Malavika will present on the UID and biometrics at the session on “Surveillance: Ambiguities and Uncertainties". Malavika's talk title is "Biometrics in beta: experimenting on a nation (while normalising surveillance for 1.2 billion people)" and is being held on April 26. See the full event details on this page.


In the developing world, privacy is often portrayed as a luxury, as something alien to local culture and of interest only to the elite. This ignores the probability of the most marginalized sections of a society being disproportionately impacted by privacy intrusive technologies. The hype about ‘big data’, ‘open data’, ‘data for development’, ‘ICT4D’ and other buzzwords often ignores the fact that the global south is particularly vulnerable to data collection and processing. Literacy issues (lingual and technical), a massive digital divide, desperate socioeconomic conditions and the lack of a robust data protection law render ideas of consent or tradeoffs all but meaningless.

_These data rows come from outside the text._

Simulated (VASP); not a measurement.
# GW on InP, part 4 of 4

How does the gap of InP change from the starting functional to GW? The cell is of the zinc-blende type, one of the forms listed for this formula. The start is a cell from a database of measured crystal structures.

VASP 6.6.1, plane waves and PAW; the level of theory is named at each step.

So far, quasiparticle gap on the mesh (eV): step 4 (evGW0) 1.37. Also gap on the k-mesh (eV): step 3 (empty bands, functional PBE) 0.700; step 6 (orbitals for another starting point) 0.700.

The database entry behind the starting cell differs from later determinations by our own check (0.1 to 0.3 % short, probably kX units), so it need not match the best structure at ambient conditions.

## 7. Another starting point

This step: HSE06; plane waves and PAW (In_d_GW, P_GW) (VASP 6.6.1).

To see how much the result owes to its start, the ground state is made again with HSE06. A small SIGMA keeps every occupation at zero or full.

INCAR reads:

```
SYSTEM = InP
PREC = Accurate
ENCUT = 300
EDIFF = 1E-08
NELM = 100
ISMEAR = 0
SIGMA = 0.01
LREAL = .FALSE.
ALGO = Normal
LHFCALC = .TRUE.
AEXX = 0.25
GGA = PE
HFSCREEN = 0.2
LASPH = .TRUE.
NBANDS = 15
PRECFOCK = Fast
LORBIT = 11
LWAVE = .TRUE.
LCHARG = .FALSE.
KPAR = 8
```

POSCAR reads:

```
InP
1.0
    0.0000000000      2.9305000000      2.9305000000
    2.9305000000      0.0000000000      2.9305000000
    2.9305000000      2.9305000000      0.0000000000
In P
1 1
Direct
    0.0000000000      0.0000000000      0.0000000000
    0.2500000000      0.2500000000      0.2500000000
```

Techno-utopian welfare schemes present technology as progressive, neutral and frictionless – a seductive and compelling narrative in a region wracked by inequalities, corruption, lack of transparency and structural violence. This vision underpins the world’s largest biometric ID project, which has already registered the irises and fingerprints of 540 million people without even being completed. Yet the assumption that bodies can be rendered into infallible verifiers, as repositories of unchanging truth, ignores embedded biases and normative baselines within such technologies. Welfare projects are further complicated when they are architected as public-private partnerships: the collusion of governmental and corporate agendas in creating massive databases and profiles, in a manner that transforms the citizen-state relationship in profound ways, has sweeping implications for choice, autonomy, anonymity and ultimately, democracy. This is true even when the systems function as intended, without mechanical failure, data breaches, or other consequences of trading privacy for convenience, welfare and security.

I would like to discuss the risks of using technologies such as biometrics to solve socioeconomic problems, and their potential for excluding the very demographics that they seek to include. I intend to locate my presentation in the context of India’s growing surveillance state, which deliberately intends to use the unique identification number to link disparate databases. I propose to describe the new Centralised Monitoring System, the relative legal vacuum in which data is mined and harvested, and the shaky constitutional foundations on which many of these new regimes stand. In so doing, I will effectively have provided a tour of India’s Rogue’s Gallery of recent incursions into the zone of privacy, free speech, informational self-determination and dignity. I hope also to redress in some small measure the largely western focus of academic and policy debates in this field, despite the risks of developing countries seeking to commoditize and export identity schemes, normalize censorship or opportunistically benefit from the west no longer having the moral ground to resist third country surveillance practices.